An eastern city under attack wonders how far Ukraine’s offensive can go.
The town of Bakhmut, in eastern Ukraine, has remained under siege by Russian forces, despite the advances achieved by the Ukrainian Army in the rest of the Kharkiv and Donetsk regions.
From atop his tank’s turret, the grinning Ukrainian soldier looked almost joyous: He flashed the V for victory sign as his armored vehicle navigated a street corner in the embattled eastern Ukrainian city of Bakhmut, the diesel engines screaming as the tank lumbered toward the front line.
A few blocks away, Valentyna, 70, stood in front of a two-story brick apartment building where she was staying. It had been hit by a Russian shell last week. The explosion destroyed much of the top floor and sent glass and debris onto the sidewalk below.

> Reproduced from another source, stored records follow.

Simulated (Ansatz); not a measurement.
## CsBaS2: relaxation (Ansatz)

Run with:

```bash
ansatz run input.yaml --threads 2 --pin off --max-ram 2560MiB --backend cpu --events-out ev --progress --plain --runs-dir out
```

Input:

“Yeah, shelling is happening here sometimes. See?” she said calmly, gesturing to the damaged structure. In her baggy and dirty clothing, she looked tired after enduring days without power and running water, and the nonstop artillery fire that echoed through the neighborhood.
The soldier and the civilian, separated by less than a mile, represented a fitting juxtaposition on Wednesday of life in what was once a hub of 70,000 people. Surrounded by sunflower fields and salt mines, Bakhmut still remains under partial siege despite Ukraine’s recent breakthrough victory in the country’s northeast. It became one of the Russian forces’ focal points in the Donetsk province after they took neighboring Luhansk in July.
In recent weeks, Russian forces have edged closer to the outskirts of Bakhmut from both the east and the south, gaining ground by incessant shelling and crawling troop advances.
The decisive sweep around Kharkiv, the country’s second-largest city around 120 miles northwest of Bakhmut, has galvanized the Ukrainian military as it aims to take back more Russian-held territory. But civilians still trapped in the middle of the nearly seven-month conflict remain wary about what comes next, in Bakhmut and the broader mineral-rich Donbas region.
“How do we know what is going to happen?” Valentyna asked. “We were not going to leave, and we are not going to leave.”